When the Houston Dynamo hired Owen Coyle in December 2014 as the franchise’s next head coach, they didn't think they'd be looking for his replacement 12 games into his second season.
Yet, late Wednesday night, the Dynamo announced that the team and Coyle had mutually parted ways. Coyle cited the long distance between him and his family in the United Kingdom as the reason why.
“Coyle leaves with a very strong relationship with the organization,” said Dynamo VP/General Manager Matt Jordan told reporters on a conference call on Thursday. “It was a mutual parting of ways. There’s a lot of factors that factored in to what took place over the last 24 hours.”
Jordan said it will be Sunday at the earliest before the team announces who will be its interim coach for the rest of the season. With two-thirds of the season remaining, Jordan said naming an interim coach gives the organization time to find the right candidate for the long term.
Rumors surfaced midday Thursday that Wilmer Cabrera — current head coach of the Dynamo’s USL affiliate Rio Grande Valley FC — had been given the position. But Jordan refuted them, saying the organization is solely focused on Saturday’s matchup against Vancouver (5 p.m. CT, ROOT SPORTS) for the moment.
“We have to move forward,'' Jordan said. "The way I look at this is, right now we have 22 games yet to be played and that’s 66 points on the table. We’re a highly competitive organization and the way we see it is we have everything to play for going forward.”
After the decision was made Wednesday to part ways with Coyle, the team and staff were gathered later that night to announce the news.
“It was nice to see the admiration that all the players demonstrated,” said Jordan, who was hired in November 2014.
The season started well enough for Coyle and the Dynamo, with 11 goals scored in the first three games (a win, a draw and a loss). But a disastrous April — one point from four games — saw them slide to last place in the Western Conference. In 12 games this season, the Dynamo have 11 points and a record of 3-7-2, bringing Coyle’s overall record in Houston to 14-21-11.

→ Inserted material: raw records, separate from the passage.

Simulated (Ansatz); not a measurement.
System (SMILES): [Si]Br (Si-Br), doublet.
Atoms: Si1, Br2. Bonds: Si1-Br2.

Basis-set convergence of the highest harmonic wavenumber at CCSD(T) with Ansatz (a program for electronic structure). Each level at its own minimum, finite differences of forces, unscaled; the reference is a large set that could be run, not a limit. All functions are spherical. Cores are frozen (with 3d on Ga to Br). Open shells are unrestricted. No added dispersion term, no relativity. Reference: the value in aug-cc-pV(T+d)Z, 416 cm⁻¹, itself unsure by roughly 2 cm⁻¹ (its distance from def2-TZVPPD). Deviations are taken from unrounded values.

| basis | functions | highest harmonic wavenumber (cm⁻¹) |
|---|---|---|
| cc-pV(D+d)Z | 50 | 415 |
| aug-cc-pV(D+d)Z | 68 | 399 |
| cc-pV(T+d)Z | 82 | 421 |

Would Coyle still be the coach if the Dynamo were winning?
“We’re 12 games into the season and we’ve had some good performances … we’ve had some heartbreaking results,” said Jordan. “If we’re higher up in the standings … on a personal level, it probably makes it a little bit easier being away from your family.”
Before Wednesday’s chat with Coyle, Jordan said that there hadn’t been any indication that the coach was feeling homesick.
Coyle — who Jordan said was not living in a hotel as was rumored — becomes another international coach who failed to conquer MLS, perhaps because of an inability to adapt to the North American soccer culture. Jordan, though, did his best to downplay that angle.
“There have been some foreign coaches that have had success in the MLS, so that doesn’t mean that that’s not possible,” said Jordan. “Saying that, MLS is a very unique league in the world of soccer with all the rules, regulations, the salary cap structure, the structure of the CBA, and the player’s union. So it is a unique league.”
While the Coyle experiment didn’t pan out for Houston, Jordan learned something from the process as the Dynamo begin looking for their next head coach.
“It’ll be fair to say that we would look at probably candidates with more North American [soccer] experience,” said Jordan. “But we’re not going limit ourselves, and if there’s a good foreign candidate there, then we’ll look at that as well.”